In case of jute yarn and twine, the country fetched 35 percent higher earnings at $660.72 million in the same period, according to the latest data of the Export Promotion Bureau (EPB).  

Export earnings from jute sacks and bags have also soared 23.63 percent to $116.57 million in the first nine months of FY21, said the EPB.

Millers said sales of 100,000 bales of previous stocks of jute sacks by state-run Bangladesh Jute Mills Corporation and private mills and higher demand for new carpets in the West amid increasing stays at home for lockdowns buoyed shipments of jute yarn.

"Export value has increased mainly because of prices of raw jute," said an official of Akij Jute Mills (AJM), one of the world's biggest jute yarn manufacturers in terms of processing capacity.

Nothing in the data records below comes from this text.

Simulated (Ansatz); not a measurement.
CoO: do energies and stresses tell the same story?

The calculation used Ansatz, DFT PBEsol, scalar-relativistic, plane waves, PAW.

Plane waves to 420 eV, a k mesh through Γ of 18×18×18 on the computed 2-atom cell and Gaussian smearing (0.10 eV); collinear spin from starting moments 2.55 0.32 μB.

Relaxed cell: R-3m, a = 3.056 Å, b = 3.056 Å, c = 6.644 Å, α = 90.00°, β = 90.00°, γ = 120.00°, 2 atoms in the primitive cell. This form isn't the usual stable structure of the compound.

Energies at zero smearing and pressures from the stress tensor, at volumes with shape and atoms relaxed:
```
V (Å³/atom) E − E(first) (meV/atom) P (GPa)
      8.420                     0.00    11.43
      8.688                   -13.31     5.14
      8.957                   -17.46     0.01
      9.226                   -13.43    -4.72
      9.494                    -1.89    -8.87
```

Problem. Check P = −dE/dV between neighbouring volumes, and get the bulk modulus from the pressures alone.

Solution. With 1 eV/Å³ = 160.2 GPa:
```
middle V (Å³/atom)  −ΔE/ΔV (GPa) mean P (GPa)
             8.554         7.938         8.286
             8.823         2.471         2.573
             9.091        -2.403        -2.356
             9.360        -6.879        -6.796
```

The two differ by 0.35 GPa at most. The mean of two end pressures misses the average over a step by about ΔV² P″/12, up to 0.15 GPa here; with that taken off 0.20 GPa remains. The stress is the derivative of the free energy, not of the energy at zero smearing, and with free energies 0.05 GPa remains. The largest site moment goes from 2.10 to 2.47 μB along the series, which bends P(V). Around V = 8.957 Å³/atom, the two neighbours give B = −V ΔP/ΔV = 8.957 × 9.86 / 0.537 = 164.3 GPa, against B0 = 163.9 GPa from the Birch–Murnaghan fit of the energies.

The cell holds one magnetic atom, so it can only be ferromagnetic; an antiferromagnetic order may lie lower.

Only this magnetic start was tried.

Prices of raw jute, the key ingredient of jute yarn, almost doubled from around Tk 2,200 per maunds (around 37 kilogrammes). And this is being reflected in the export receipts, said the official.

Citing jute yarn, which accounts for more than three-fourths of the country's export proceeds from jute and jute goods, the AJM official said average monthly shipment from the country’s premier Chattogram Port was 36,704 tonnes in 2020, up 3 per cent from that in the previous year.

"Uses of jute yarn have not increased. Uses of jute and market of jute would have increased had we been competitive in prices," he observed.

This is a record export growth in value registered by millers and exporters in recent years. Jute and jute goods exports rebounded in fiscal 2019-20 after a 20 per cent fall the previous year.

And this year, export earnings continued to stay in the positive thanks to production shortages in two major jute producing nations, Bangladesh and India, and relatively good demand for jute goods and yarn, according to jute traders. 

Just after the harvesting of raw jute in the July-August period of 2020, prices of raw jute began rising.

Prices crossed previous record highs by the end of September, 2020 amid middlemen increasing their stocks and slow release by farmers to cash in on supply shortages resulting from a flood-induced production fall.

The spiralling prices alarmed millers and they demanded that the government curb exports of raw jute to ensure increased availability in the domestic market.

Khondaker Golam Moazzem, research director of the Centre for Policy Dialogue (CPD), said this has been an unusual year for the jute sector.

"It is an exceptionally good year for jute exports as shipments have not declined. Instead, it has increased," he added.

In February the raw jute prices hit a new high as the natural fibre traded for as much as Tk 5,300 per maund (one maund equals 37 kilogrammes) at local markets in Faridpur, the biggest producing district, as supply shortage became acute.

The latest data shows that prices soared 29 per cent from Tk 4,100-4,200 per maund in the third week of January, according to traders.

The Department of Agricultural Extension (DAE) estimates that farmers bagged 72.86 lakh bales last season after counting flood related losses.

Md Zahid Miah, chairman of the Bangladesh Jute Spinners Association (BJSA), said jute mills require 55 lakh tonnes of raw jute to make yarn and other jute goods.